Primary Source

"Alice in Wonderland" [Movie]

Annotation

The silent 1903 British production, Alice in Wonderland, is the first film adaptation of Alice's Adventures in Wonderland (1865) written by Charles Lutwidge Dodgson under the pseudonym Lewis Carroll. Percy Stow and Cecil Hepworth directed this pioneering film version based on Sir John Tenniel's original illustrations.

Film archivists at the British Film Institute National Archive used color film tinting to restore the only extant copy of the film (badly damaged by the natural decline of nitrate) that dated to the dawn of the movie industry. The original 12-minute movie (8 minutes of which have survived) was the longest film ever produced in England by 1903. Cecil M. Hepworth cast himself as the Frog Footman and his wife as the White Rabbit and the Red Queen. A family pet starred as The Cheshire cat. The playing cards in the Queen's Procession include a cast of child actors. May Clark (a film cutter and production secretary for Hepworth Film Studios) starred as Alice; the film was shot at Walton-on-Thames, Surrey, England, UK.

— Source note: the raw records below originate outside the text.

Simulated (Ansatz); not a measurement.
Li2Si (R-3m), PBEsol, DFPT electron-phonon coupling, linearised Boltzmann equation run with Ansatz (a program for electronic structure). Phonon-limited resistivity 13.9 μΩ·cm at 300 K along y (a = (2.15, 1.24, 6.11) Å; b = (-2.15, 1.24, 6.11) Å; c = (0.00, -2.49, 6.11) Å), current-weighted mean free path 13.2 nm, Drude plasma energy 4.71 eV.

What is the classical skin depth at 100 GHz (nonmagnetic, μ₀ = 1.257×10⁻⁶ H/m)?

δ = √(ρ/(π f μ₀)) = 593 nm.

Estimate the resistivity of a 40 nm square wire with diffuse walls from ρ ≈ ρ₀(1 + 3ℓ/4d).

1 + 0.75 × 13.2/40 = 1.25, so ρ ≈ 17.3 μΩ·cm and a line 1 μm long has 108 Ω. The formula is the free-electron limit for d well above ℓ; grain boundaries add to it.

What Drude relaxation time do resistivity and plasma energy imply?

It is commonly assumed that Charles Lutwidge Dodgson based the character of Alice on 10-year-old, Alice Pleasance Liddell (1852 – 1934), the little girl who inspired Alice's Adventures Under Ground, and whom Dodgson liked to photograph in occasionally suggestive poses. For a time, Dodgson was close friends with Alice and her young siblings; he also had friendships with other girls many of whom he also photographed, some in the nude and semi-nude. Although 20th century biographers alleged that Dodgson was obsessed with little girls, recent scholarship suggests that Dodgson's photographs were more typical of the "Victorian child cult" aesthetic that represented child-nudity as an expression of innocence. (The phenomenon of "girl worship" also appeared in the literary works of other canonical male authors such as Wordsworth, Dickens, and Ruskin, who idealized and idolized little girls.)

Along with other authors from the Golden Age of children's literature, however, Dodgson represented children as constrained by culture but not victimized by it. In the book as in the film, Alice is independent, intelligent, and curious.

In what ways was the representation of Alice—not as a fragile flower but as competent and self-reliant—consistent with changing ideals of middle-class girlhood and in which ways did it depart from them? Researchers might consider comparing Alice's original depiction with her portrayal in the film that was produced nearly 40 years after the book's publication. What accounts for the changes? Consider the influence of late Victorian and early Edwardian notions of girlhood on the filmmakers by examining the recently established girls' high schools that fostered an academic and sporting ethos. What meanings might the film have had to school-aged English girls at the turn of the century?

Source

Hepworth, Cecil and Percy Stow. Alice in Wonderland. American Mutoscope and Biograph Company Edison Manufacturing Company Kleine Optical Company, 1903. Annotated by Miriam Forman-Brunell and Carol Dyhouse.